Elizabeth Wong, Associate Director of the ACLU of Virginia, describes in a new post on the ACLU’s blog how religious or faith-based groups that appear regularly before the General Assembly (e.g., the Family Foundation, the Independent Baptists and the Catholic Conference) are arming their multiple lobbyists with new rhetoric in their effort to advance legislation that will impose one set of religious beliefs on everyone:
"For years, representatives of Virginia religious organizations and faith-based groups have sought passage of legislation of varying sorts – for example, restrictions on access to birth control or state-sanctioned school-sponsored prayer— explicitly acknowledging that such legislation is intended to enact their religious beliefs and values into law and override the beliefs of others. That strategy has been largely unsuccessful in the court of public opinion and in the courts of law. So, the new thing is that similar initiatives are not being described honestly as seeking to codify the religious beliefs of their advocates, but as laws needed to protect religious liberty or free speech.
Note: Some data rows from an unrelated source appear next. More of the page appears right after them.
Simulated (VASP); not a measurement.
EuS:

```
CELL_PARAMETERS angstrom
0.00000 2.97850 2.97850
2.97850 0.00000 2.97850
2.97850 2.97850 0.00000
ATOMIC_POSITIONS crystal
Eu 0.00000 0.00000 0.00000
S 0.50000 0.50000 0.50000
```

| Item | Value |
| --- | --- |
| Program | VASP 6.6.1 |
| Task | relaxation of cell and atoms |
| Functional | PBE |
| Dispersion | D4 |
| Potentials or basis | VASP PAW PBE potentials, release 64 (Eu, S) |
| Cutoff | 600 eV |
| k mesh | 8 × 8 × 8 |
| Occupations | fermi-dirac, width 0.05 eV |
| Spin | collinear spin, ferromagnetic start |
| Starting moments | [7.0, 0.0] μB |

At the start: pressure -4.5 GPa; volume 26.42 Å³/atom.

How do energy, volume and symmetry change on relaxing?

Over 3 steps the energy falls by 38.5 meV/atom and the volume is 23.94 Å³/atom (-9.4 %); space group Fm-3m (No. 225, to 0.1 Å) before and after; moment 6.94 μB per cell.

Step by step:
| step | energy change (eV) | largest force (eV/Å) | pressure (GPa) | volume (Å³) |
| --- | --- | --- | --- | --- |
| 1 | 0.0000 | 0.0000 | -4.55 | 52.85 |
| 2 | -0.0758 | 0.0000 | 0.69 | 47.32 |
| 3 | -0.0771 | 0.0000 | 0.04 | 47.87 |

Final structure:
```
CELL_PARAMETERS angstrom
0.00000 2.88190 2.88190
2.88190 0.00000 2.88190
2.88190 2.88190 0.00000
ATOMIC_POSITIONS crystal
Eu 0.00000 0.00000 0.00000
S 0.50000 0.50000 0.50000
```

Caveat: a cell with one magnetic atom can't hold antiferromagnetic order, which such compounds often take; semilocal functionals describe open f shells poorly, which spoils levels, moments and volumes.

As long-time advocates for both First Amendment freedoms, however, the ACLU of Virginia knows the difference between laws intended to elevate or establish one religion over others and laws intended to protect the right of all people voluntarily to speak freely about their beliefs. We also know the difference between a law designed to permit discrimination and one designed to protect everyone’s right to practice his or her faith without government restriction.”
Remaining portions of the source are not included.